The highest court yet to consider the legality of the FBI's controversial Abscam investigation gave it its blessing yesterday.

In a 7-to-2 decision, the full U.S. 3rd Circuit Court of Appeals reinstated the convictions of two Philadelphia city councilmen who had been recorded on videotape taking cash from undercover FBI agents.

The trial judge had overturned the jury's verdict in 1980, but yesterday the appeals court ruled that the jury was right in deciding the defendants were predisposed to commit a crime and therefore had not been entrapped by the agents, who posed as representatives of a fictitious Arab sheik. The court also ruled that the councilmen's constitutional rights to "due process" hadn't been violated by improper FBI conduct.

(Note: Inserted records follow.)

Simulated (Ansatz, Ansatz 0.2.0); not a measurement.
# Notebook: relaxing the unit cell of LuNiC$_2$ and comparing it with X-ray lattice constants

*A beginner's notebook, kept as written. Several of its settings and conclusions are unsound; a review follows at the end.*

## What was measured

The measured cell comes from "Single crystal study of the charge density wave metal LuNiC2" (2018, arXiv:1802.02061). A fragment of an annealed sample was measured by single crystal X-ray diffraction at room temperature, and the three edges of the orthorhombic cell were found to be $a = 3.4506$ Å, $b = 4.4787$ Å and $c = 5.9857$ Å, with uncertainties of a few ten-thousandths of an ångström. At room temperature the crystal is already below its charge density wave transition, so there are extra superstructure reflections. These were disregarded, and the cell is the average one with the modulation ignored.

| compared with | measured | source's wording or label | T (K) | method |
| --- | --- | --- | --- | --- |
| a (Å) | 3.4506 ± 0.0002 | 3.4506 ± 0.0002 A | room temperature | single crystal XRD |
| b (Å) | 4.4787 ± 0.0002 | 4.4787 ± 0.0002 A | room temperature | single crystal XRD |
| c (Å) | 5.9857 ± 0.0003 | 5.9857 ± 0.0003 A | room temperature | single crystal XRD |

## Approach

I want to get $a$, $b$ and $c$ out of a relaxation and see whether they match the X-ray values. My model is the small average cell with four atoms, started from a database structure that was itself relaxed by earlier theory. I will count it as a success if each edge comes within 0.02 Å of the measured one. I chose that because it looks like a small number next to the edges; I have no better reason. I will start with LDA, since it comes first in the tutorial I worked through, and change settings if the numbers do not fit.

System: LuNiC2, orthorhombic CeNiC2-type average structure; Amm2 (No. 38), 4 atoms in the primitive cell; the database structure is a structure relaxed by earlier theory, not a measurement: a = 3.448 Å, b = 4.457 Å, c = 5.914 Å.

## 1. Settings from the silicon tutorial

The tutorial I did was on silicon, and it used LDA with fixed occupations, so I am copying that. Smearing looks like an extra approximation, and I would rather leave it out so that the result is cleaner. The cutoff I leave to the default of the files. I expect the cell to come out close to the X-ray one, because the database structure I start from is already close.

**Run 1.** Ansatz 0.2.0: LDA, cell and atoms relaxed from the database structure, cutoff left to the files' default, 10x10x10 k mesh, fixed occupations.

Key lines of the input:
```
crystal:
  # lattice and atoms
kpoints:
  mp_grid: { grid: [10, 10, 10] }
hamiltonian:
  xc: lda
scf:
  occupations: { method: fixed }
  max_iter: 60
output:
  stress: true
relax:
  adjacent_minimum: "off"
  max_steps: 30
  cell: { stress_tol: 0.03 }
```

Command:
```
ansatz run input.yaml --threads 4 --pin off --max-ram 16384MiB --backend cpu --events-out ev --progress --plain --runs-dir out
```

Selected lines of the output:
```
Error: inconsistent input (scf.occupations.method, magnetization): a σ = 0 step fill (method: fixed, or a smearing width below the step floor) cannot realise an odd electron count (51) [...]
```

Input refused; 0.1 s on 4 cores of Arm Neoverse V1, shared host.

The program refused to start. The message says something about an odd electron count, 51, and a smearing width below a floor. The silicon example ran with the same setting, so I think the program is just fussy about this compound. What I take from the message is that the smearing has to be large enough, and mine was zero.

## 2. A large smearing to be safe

Sen. Harrison A. Williams Jr. (D-N.J.) and six House members who also were convicted on Abscam corruption charges have raised entrapment and due-process agruments similar to those rejected yesterday. Williams' sentencing is set for Tuesday and he faces an expulsion vote by the Senate later this month.

The Philadelphia case involves former City Council president George X. Schwartz and former council majority leader Harry P. Jannotti. They were convicted in September, 1980, on conspiracy charges after agreeing to use their influence to help the "sheik's" investments in the city.

Richard Sprague, Schwartz's lawyer, said his client will appeal the decision to the Supreme Court. "We hope the Supreme Court will recognize this as the very important case it is," he said.

The trial judge, John P. Fullam, threw out the convictions in November, 1980, saying the defendants' conduct was disgusting, but finding it was more important to protect "the rights of all citizens not to be led into criminal activity by governmental overreaching . . . . "

The 70-page majority opinion was written by Judge Delores Sloviter. She said the dissenting opinion "simply glosses over the salient fact, which is inescapable because of the videotape record: defendants accepted the money readily, unprotestingly, even casually, without ever once attempting to use their consummate political skill to say, as diplomatically as the circumstances required, 'Thanks, but no thanks.' "

Judge Ruggiero Aldisert said in the 35-page dissent that "the division of the court in this extremely important entrapment case reflects fundamental and irreconcilable differences in the values attached to two primary integrants of the American tradition of justice: to what extent should federal judges assume the responsibility for protecting American justice traditions, and to what extent should federal judges endorse tactics of the kind used by the FBI in this case?"

"The majority opinion read like a paean to the FBI for its conduct in this case; but as an American citizen and as a federal judge, I find that conduct revolting."